A Reason to Be Really Offended

Our message is not you can do it.

It’s not you’re good enough, smart enough, and people like you.

What we preach is that you are a glorious creature gone tragically bad, that you have rebelled against the God who made you, but that he did the most difficult thing imaginable to win you back and lavish you with his eternal goodness.

It is wondrously good news. But unavoidable is the offense, that insulting supposition, that bad news that sets up the good. Did you catch it? You’ve gone tragically bad. You’re a foolhardy rebel against the most powerful person in the universe. There’s nothing you can do to save yourself, earn God’s favor, or get yourself out of the cosmic pit you’re in — the pit you dug and can’t climb out of.

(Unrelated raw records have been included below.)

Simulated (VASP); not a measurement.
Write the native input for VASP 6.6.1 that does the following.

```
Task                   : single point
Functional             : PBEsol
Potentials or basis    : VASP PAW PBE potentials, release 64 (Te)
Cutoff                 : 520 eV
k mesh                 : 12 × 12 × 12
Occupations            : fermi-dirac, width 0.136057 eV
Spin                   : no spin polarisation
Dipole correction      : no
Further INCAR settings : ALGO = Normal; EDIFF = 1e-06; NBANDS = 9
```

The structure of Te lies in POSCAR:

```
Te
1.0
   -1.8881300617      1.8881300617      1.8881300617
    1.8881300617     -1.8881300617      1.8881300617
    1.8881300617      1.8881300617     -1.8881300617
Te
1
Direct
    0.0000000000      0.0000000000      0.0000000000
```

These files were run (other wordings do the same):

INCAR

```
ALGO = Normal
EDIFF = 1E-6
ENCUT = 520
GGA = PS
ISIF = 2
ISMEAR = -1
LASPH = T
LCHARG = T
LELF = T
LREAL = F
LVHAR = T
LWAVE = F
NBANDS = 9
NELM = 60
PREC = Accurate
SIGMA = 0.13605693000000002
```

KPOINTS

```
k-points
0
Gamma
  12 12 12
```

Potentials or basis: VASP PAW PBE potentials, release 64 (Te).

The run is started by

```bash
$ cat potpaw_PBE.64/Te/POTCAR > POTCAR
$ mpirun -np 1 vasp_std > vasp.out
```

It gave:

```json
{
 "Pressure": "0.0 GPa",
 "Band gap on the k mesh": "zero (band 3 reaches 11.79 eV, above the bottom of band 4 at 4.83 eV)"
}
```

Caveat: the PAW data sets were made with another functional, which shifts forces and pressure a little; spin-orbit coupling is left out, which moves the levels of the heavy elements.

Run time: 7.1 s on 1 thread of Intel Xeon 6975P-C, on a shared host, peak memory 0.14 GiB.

The offense is that the magnitude of God’s solution — the slaughter of his own Son — shows the magnitude of our wickedness and frailty and utter inability. Yes, the gospel says you’re more loved than you ever could have dreamed, but as Jack Miller and Tim Keller have noted, at the same time it says you’re more sinful than you ever imagined. And that’s repugnant to the natural palate.

If you’ve never tasted the cross as offensive, you’ve missed something essential.

Why the Cross Offends

Talking about the cross as an “offense” comes from Galatians 5:11: “If I, brothers, still preach circumcision, why am I still being persecuted? In that case the offense of the cross has been removed.” Why it is that the cross would be seen as an offense? What’s offensive about the crucifixion?

The cross declares how dire is our condition apart from Jesus. It announces how deep the sin goes, how profound the rebellion is, how impossible is our plight apart from Help from the outside. There’s nothing we can do, no effort we can exert, no law we can follow.

The message of Christ crucified says you’re an absolute failure in relation to what’s most important. The horror of killing the Son of God points to the horror of our condition. The badness of Good Friday is a tribute to the badness in us.

The cross embodies some of the most offensive things possible you could say about someone in relation to God and eternity. This gruesome death Jesus died, you earned it. The hell Jesus endured, you deserved it, forever. The shame he underwent, the scorn, the disrespect, the hurt — all these are as suitable to us sinners as they’re unsuitable to the sinless one.

God’s Offensive Plan

And it’s not that it just turned out this way, but God planned it. He designed the offense. Seven hundred years before Jesus, the prophet Isaiah called it — he will be “a stone of stumbling and a rock of offense” (Isaiah 8:14). And such he was, and continues to be. Both Peter and Paul pick up on the theme (Romans 9:32–33; 1 Peter 2:7–8).

Jesus himself, in John 6, challenges his disciples with the offense. “No one can come to me unless the Father who sent me draws him” (John 6:44). You can’t do it. You’re not good enough or smart enough. And perhaps most offensive of all: You are lifeless. “Unless you eat the flesh of the Son of Man and drink his blood, you have no life in you” (John 6:53).

The offense is not mainly his mention of eating flesh and drinking blood, but the accusation of deep depravity and spiritual inability. As the crowds retreat at his forthrightness, Jesus asks his disciples, “Do you take offense at this?” (John 6:61). More unnerving than taking his plainly figurative language in a literal sense is hearing that you are powerless and lifeless where it matters most. This is as offensive as it gets.

Remember the Right Offense

Typically we get antsy about speaking the gospel to someone who doesn’t already believe. Some of our fear, of course, is unwarranted. But some of it is for good reason. In communicating the gospel, one of the essential things we must at least imply, if not make explicit, is the most offensive truth possible: you are powerless precisely where it matters most. You are dead to what truly is life.

Don’t take it too far. We don’t gloat in giving offense. We labor to remove every possible barrier. May the offense not be our personality or carelessness or quirkiness or arrogance. Like Paul, let’s “endure anything rather than put an obstacle in the way of the gospel of Christ” (1 Corinthians 9:12; 2 Corinthians 6:3). Let’s strain to “become all things to all people, that by all means [we] might save some” (1 Corinthians 9:22). Let’s do everything in our power to “give no offense to Jews or to Greeks or to the church of God” (1 Corinthians 10:32).

But this one offense — the offense of the cross — we cannot remove. We dare not.